Advanced Topics in Garbage Collection
1 Parallel and Concurrent Garbage Collection
2 Partial Object Relocation
3 Conservative Collection for Unsafe Languages
4 Weak References
5 Exercises for Section 7.8
We close our investigation of garbage collection with brief treatments of four additional topics:
Garbage collection in parallel environments.
Partial relocations of objects.
Garbage collection for languages that are not type-safe.
The interaction between programmer-controlled and automatic garbage collection.
1. Parallel and Concurrent Garbage Collection
Garbage collection becomes even more challenging when applied to applications running in parallel on a multiprocessor machine. It is not uncommon for server applications to have thousands of threads running at the same time; each of these threads is a mutator. Typically, the heap will consist of gigabytes of memory.
Scalable garbage-collection algorithms must take advantage of the presence of multiple processors. We say a garbage collector is parallel if it uses multiple threads; it is concurrent if it runs simultaneously with the mutator.
We shall describe a parallel, and mostly concurrent, collector that uses a concurrent and parallel phase that does most of the tracing work, and then a stop-the-world phase that guarantees all the reachable objects are found and re-claims the storage. This algorithm introduces no new basic concepts in garbage collection per se; it shows how we can combine the ideas described so far to create a full solution to the parallel-and-concurrent collection problem. How-ever, there are some new implementation issues that arise due to the nature of parallel execution. We shall discuss how this algorithm coordinates multiple threads in a parallel computation using a rather common work-queue model.
To understand the design of the algorithm we must keep in mind the scale of the problem. Even the root set of a parallel application is much larger, consisting of every thread's stack, register set and globally accessible variables. The amount of heap storage can be very large, and so is the amount of reachable data. The rate at which mutations take place is also much greater.

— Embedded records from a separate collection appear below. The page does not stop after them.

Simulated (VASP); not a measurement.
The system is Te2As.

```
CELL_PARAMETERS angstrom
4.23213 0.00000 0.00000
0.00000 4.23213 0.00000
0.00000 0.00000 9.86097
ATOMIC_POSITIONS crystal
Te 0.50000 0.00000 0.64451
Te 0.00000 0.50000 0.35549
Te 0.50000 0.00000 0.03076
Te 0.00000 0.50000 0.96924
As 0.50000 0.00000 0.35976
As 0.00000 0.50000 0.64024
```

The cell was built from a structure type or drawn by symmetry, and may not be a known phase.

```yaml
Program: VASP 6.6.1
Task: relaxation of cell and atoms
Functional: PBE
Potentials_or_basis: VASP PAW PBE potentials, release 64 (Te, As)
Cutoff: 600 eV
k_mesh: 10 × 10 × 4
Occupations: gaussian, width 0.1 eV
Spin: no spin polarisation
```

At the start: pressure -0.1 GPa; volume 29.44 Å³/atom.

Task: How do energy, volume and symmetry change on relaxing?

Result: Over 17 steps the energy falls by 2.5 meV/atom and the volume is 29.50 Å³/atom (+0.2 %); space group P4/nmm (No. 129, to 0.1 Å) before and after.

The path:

To reduce the pause time, we can adapt the basic ideas developed for in-cremental analysis to overlap garbage collection with mutation. Recall that an incremental analysis, as discussed in Section 7.7, performs the following three steps:
Find the root set. This step is normally performed atomically, that is, with the mutator(s) stopped.
Interleave the tracing of the reachable objects with the execution of the mutator(s). In this period, every time a mutator writes a reference that points from a Scanned object to an Unreached object, we remember that reference. As discussed in Section 7.7.2, we have options regarding the granularity with which these references are remembered. In this section, we shall assume the card-based scheme, where we divide the heap into sections called "cards" and maintain a bit map indicating which cards are dirty (have had one or more references within them rewritten).
Stop the mutator(s) again to rescan all the cards that may hold references to unreached objects.
For a large multithreaded application, the set of objects reached by the root set can be very large. It is infeasible to take the time and space to visit all such objects while all mutations cease. Also, due to the large heap and the large number of mutation threads, many cards may need to be rescanned after all objects have been scanned once. It is thus advisable to scan some of these cards in parallel, while the mutators are allowed to continue to execute concurrently.
To implement the tracing of step (2) above, in parallel, we shall use multiple garbage-collecting threads concurrently with the mutator threads to trace most of the reachable objects. Then, to implement step (3), we stop the mutators and use parallel threads to ensure that all reachable objects are found.
The tracing of step (2) is carried out by having each mutator thread per-form part of the garbage collection, along with its own work. In addition, we use threads that are dedicated purely to collecting garbage. Once garbage col-lection has been initiated, whenever a mutator thread performs some memory-allocation operation, it also performs some tracing computation. The pure garbage-collecting threads are put to use only when a machine has idle cycles. As in incremental analysis, whenever a mutator writes a reference that points
from a Scanned object to an Unreached object, the card that holds this reference
is marked dirty and needs to be rescanned.
Here is an outline of the parallel, concurrent garbage-collection algorithm.
Scan the root set for each mutator thread, and put all objects directly reachable from that thread into the Unscanned state. The simplest incre-mental approach to this step is to wait until a mutator thread calls the memory manager, and have it scan its own root set if that has not already been done. If some mutator thread has not called a memory allocation function, but all the rest of tracing is done, then this thread must be interrupted to have its root set scanned.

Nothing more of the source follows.